By the end of the hike, it was 6 pm already and I presume weather gods who had been too indulgent so far, decided to go on a rampage.
We were to sleep tonight at Hofn, and on our way, we were going to pass by the Glacier Lagoon, the gem of the South Coast.

Earlier in the day, I being a typical nagging wife was questioning my dear husband, as to why we hadn’t booked the Glacier Lagoon on the same day as the hike since it was on the way to Hofn (pronounced hup) and we could have avoided driving back next morning.
Now I understood why. Of course, we didn’t/ couldn’t have predicted the weather earlier but by evening it started to pour in earnest. But worse than the rain was the dense fog. 20 mt visibility, if you could believe me 😅
Could see absolutely nothing other than the tail lights in front, which I thought was a crutch to hold on to but which thoroughly irritated our dear driver daddy.. who’s used to lead.
As the GPS showed us approaching the lagoon, I was swiveling my neck to behold this majestic sight but nothing was visible. In fact, the fog was worse and denser near this water body. We saw some cars turning towards the lagoon exit and couldn’t help but wonder if they were off their rockers.
Of course, everybody, unlike us, probably didn’t have the luxury of time and 16 days on the ring road. And probably they just had to see whatever they could see before returning back to Reykjavik (many tourists do only Reykjavik and the south coast, the lagoon being the last point).
I was trying to find pictures from this evening but clearly there was too much tension in the car, all eyes on the road ahead to bother with any photography!
Anyhow, we learned the next day that all boat rides had been canceled the previous evening because of zero visibility.
Hence the importance of keeping a wider window during planning.
Nobody had mentioned fog in June. This was so scary and so not predicted that I went into a bit of panic. Road.is though seemed completely calm mentioning these same roads as easily passable. I guess Icelanders are used to this and as long as you stick to the lane you shall eventually cross the fog zone, though not without much stress.
We reached Hofn, fixed a meal, and dozed off. Not before eyeing the gloomy vacant town with unease. Where were the tourists? Were we the only stupid ones staying in this stupid sleepy town? This was all my internal dialogue happening. DH has a more solid steady head. Thankfully

Day 7- Glacier Lagoon, Diamond Beach, No Múlagljúfur Canyon hike, No Vestrahorn
Day 7 was probably the wettest and clammiest, by far. Now, I was descending into that low mood that accompanies the lack of sunlight and the incessant deluge with everything squidgy and slushy. I was tired of the wet raincoats which needed to be worn as soon as one got out and to be removed every time one got back in the car. But worst was the lack of a view. Icelandic road trip is all about the spectacular vistas and to be missing most of this leg was getting to me. To top it off, we were getting late for the boat ride… meaning we should have reached by 9:30 for a zodiac tour at 10 (with Ice Lagoon) but we were reaching at 10 sharp as per the GPS.
Expecting some prior gearing up and safety briefing, this was cutting it too close, and missing it would have been the last straw.
I tried to speak to them on the phone (which in hindsight was smart) but they said they of course couldn’t make others wait. However, the person on the other side did mention that we should try to reach the big blue truck directly as we run towards the lagoon and not dawdle to take pictures, etc…. Couldn’t he see that there was no view to take pictures of?
We raced, as much as was allowed by the speed limits and the visibility, and screeched into the parking lot where I promptly jumped out first and reached the truck drenched.
The fellow behind the counter wanted to say get lost. But for some reason he didn’t… maybe he saw I was at my breaking point… maybe he thought we deserved a soaking ride after all and he gave us our wet suits and drove our family in a separate super jeep going full-throttle and full-bumpy, and made us reach the rest of the group already assembled on the beach, who had made the same ride slowly and smoothly in a bus. Because they had been on time. (*Sheepish expression)
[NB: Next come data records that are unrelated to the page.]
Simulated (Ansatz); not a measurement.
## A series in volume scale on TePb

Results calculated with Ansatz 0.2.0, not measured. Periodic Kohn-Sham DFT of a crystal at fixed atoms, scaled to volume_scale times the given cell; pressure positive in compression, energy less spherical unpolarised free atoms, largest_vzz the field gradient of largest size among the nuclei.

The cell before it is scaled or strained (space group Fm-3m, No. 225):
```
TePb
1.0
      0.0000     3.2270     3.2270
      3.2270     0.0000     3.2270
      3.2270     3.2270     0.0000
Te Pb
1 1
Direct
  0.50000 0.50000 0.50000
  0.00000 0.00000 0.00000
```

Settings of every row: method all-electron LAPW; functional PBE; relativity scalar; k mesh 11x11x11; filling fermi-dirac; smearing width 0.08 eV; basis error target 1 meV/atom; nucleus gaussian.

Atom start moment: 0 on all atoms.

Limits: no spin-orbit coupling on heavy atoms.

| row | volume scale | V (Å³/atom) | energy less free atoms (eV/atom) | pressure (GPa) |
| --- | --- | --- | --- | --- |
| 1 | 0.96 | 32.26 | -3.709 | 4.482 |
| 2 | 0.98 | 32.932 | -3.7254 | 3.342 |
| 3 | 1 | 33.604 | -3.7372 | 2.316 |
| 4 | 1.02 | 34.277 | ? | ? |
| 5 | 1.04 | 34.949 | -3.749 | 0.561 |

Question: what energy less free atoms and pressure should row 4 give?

Glacier Lagoon would have definitely been a mind-blowing experience if the weather had been any better. I imagine it would have been a placid, calm, and cold place of ethereal beauty.

The beauty was still there, in the form of glacial blue icebergs but in a not-so-restful setting. It was a steady downpour. Though we were not cold or essentially wet…the rain with the wind was like shrapnel on the face and add to it the water from the Lagoon being splashed from all sides. Somehow water managed to trickle inside my boots and enjoying anything in wet squelching socks is not very easy. Nonetheless…
We finished the tour, went back to the shop, shed our dripping wetsuits, spent 10 minutes rummaging through the pile of wet-wetsuits to look for the car keys which we thought were in one of the suit pockets and then walked to the car park getting soaked yet again.
When one is planning, and imagining a trip, there are so many nuggets of information that come up, one of them I vaguely recalled, mentioned some delicious food trucks at the lagoon parking. While DH headed to pay the parking fee, I tried to look for them. They were so close but thanks to the downpour, we hadn’t spotted them earlier! The end result was steaming cups of soup and the best fish and chips ever, according to hubby…I guess anything served hot and piping that day would have been the best meal ever!
Just out of the parking lot and across the road was the Diamond Beach. We would have missed it if he hadn’t spotted a packed parking lot! Once we parked we realized where we were. At this point, the little one refused to again get out and wet. So it was again me and DH, the designated photographers who geared up yet again, the rain jacket and the gloves and stuff to brace the weather and click some shots! Every moment was worth it, I’ll tell you!


If all had gone according to plan and if the weather gods had stopped messing around, we would have done another magnificent hike here with the complicated name of Múlagljúfur Canyon hike, one of those less well-known but spectacular ones with tens of falls seen across a canyon. What can we say, we missed it. But that’s the truth about travel, you make a whole lot of plans and then enjoy whatever, materializes. Also, this evening we had to visit Vestrahorn, the better-known mountains also on the south coast, but we couldn’t. If you have done your homework and seen the pictures, you would know that the charm lies in visiting on a sunny day when one catches the spectacular reflections in the water. No such sun around today and a whole lot of precious fog blanketing everything, so we tucked in our wet tails and headed straight back to Hofn and to Dima Studio apartments, to try to dry out our wet boots!
The boys took a well-deserved afternoon nap and I caught up with the bulk of photographs. At around 5:30 in the evening, I peeked out and was ecstatic to see a patch of pristine blue sky through the grey clouds! It’s called a silver lining for a reason! Donning our damp attire and the wintry accouterments, we stepped out. Walked in the general direction of the ocean and were pleasantly surprised to see like-minded travelers, all finally stepping out of their rabbit holes to enjoy the fleeting, though glorious sun!
The town of Hofn or it’s probably a village still, is an erstwhile Fishing town, the claim to fame being a landing site for an allied plane during World War II. Sauntered along the promenade before ambling towards the town center where we spotted a fine(r) dining restaurant, I think the only one in town, called Otto, and what a find it was! Easily amongst the top meals in Iceland. We presumed we wouldn’t get a table, it being peak dinner time and a whole lot of people waiting outside, but they just offered us drinks at the bar and we were happy to wait.



Needless to say, we all slept well and content, a sign of better days to come!